The Ohio House yesterday passed Knife Rights’ Ohio Knife Law Preemption bill SB 156. A clarifying technical amendment was made to the bill in committee, so it also required a concurrence vote by the Senate, which concurred late yesterday. SB156 is the culmination of six years of work in Ohio and it is now on its way to Governor Mike DeWine for action.
Use Knife Rights Legislative Action Center to ask Gov. DeWine to sign SB 156: https://kniferights.org/resources/congressweb/#/52
This bill follows Gov. DeWine’s signing and enactment last year of Knife Rights’ Ohio Knife Law Reform bill, SB 140. Without knife law preemption making those reforms applicable statewide, numerous cities and towns in Ohio are still able to ban many knives that are perfectly legal under Ohio’s statutes.
Knife Rights would like to thank Senator Kristina Roegner and Representative Al Cutrona for sponsoring Knife Rights’s Knife Law Preemption bills, SB156 and HB243. We could not have gotten this passed without their strong support and efforts.

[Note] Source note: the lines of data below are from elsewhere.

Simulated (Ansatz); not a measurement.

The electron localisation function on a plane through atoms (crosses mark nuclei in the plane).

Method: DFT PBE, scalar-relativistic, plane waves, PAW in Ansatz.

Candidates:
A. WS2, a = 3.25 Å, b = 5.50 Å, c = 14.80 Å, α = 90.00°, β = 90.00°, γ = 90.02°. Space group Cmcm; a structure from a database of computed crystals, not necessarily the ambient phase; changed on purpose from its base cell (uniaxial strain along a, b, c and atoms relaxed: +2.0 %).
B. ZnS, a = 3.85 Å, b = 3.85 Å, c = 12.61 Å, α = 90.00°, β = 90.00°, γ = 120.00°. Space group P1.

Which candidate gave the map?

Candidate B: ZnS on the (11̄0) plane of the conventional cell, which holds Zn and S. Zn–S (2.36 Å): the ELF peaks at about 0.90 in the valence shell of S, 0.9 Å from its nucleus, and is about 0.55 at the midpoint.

Knife Law Preemption is a Knife Rights criminal justice reform effort that repeals and prevents local ordinances more restrictive than state law which only serve to confuse or entrap law-abiding citizens traveling within or through the state. Preemption ensures citizens can expect consistent enforcement of state knife laws everywhere within a state.
Knife Rights passed the nation’s first Knife Law Preemption bill in Arizona in 2010 and has since passed preemption bills in Alaska, Georgia, Kansas, New Hampshire, Oklahoma, Tennessee, Texas, Utah, West Virginia and Wisconsin.
Knife Rights is America’s grassroots knife owners’ organization; leading the fight to Rewrite Knife Law in America™ and forging a Sharper Future for all Americans™. Knife Rights efforts have resulted in 37 bills enacted repealing knife bans in 25 states and over 150 cities and towns since 2010.